The greatest question raised in the play goes beyond the factual disputation. The question that is essentially raised here is what do we really know about who we are and what our own motives may be? (That question of reality and self - what reality is the personal reality - comes about again here.) Is Bohr right about Heisenberg's motives, or is Margarethe, or is Heisenberg? Do any of them really know their own motives? (a bit of Pinter here.) Can we know our own motives? How reliable is our memory? What is the truth?

Along with the investigation, the story of the Bohr/Heisenberg 1941 meeting, it is important to look at the way in which Frayn frames these questions in the play. He uses a very different dramatic form than that of other playwrights. For the play is not set in a realistic setting, nor are the actions told in a linear (chronological) past to present unfolding. Rather, the characters Frayn creates are reincarnations of the real people years after they have died (sometimes called a memory play). Their beings, or spirits, come back (in the form of real people) to sort out the events that happened. Each has a different perception or memory and none can be verified.

In addition to the replaying of these events several times over in "flashbacks" (the recreating of events of the past in present time on the stage), Frayn does some other astonishing things. He explains quite clearly some of the basic principles of experimental and theoretical physics as well as the problems of fission (splitting of atoms) and the creation of the atomic bomb. Further, he explains the two major theories for which these scientists were known: the 'Uncertainty theory' of Heisenberg and the 'complementarity principle" of Bohr. These are explained in what Frayn refers to as "plain language" in the piece. Throughout the play he claims, through Bohr, that mathematical theory is only useful if it exists outside its own language and can be explained in 'plain language' and looked at for its philosophical implication. For this dramatic device he uses Margarethe , Bohr's wife, as the recipient. If she cannot understand it, it cannot be used. We, of course, are the happy receivers of this 'plain language' and much of the complication of these theories becomes very understandable (no small accomplishment.)
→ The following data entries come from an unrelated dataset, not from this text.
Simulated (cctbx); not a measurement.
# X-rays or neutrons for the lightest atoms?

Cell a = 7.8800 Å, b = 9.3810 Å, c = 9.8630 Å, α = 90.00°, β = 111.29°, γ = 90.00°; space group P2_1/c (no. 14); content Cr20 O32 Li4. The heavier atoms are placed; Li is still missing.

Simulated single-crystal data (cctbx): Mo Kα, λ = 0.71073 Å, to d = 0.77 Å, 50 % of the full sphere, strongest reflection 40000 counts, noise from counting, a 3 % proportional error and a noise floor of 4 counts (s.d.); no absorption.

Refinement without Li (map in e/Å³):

The other thing that Frayn does here is relate the characters' actions and motives to the principles of physics that they have discovered; so that the uncertainly principle - an inability to accurately locate objects and therefore an inability to predict their futures accurately, and the complementarity principle, which uses two methods of observing the presence of objects, are reflected in the way the characters view their own actions and those of others. An example can be seen as Bohr, using the principles of complementarity, tries to explain that 'particles' and 'waves' are both essential properties of objects and of human behavior. He says to Heisenberg at one point in the play,

"...to understand how people see you we have to treat you not just as a particle, but as a wave....Particles are things, complete in themselves. Waves are disturbances in something else. They're either one thing or the other. They can't be both. We have to choose one way of seeing them or the other. But as soon as we do we can't know everything about them. "(69).

The idea of what and how we can know others or ourselves is mirrored in the philosophy of the mathematical principles which govern their lives.

Add to this mixture the fact that Frayn creates a stage set which is bare. He will use this bare set to reflect the particles and their movements as actors move around his stage space. It is a slightly raised circle with chairs. The character sit and move around elliptically - much like the electrons around a nucleus in an atomic particle. It is a fascinating symbol of who and what we are.

To make matters more complex, this entire examination is done in an effort to understand the ethical questions surrounding the role of the scientist. Is theory removed from application. Should our scientists make the decision about their experimentation based on the knowledge of how it might be used? That is the issue at the bottom of the play - the creation of the bomb in 1941 as Germany was winning the war. Who would have this lethal instrument and how might it be used? Margarethe has much to say about this as the play ends - with almost as many questions as it began.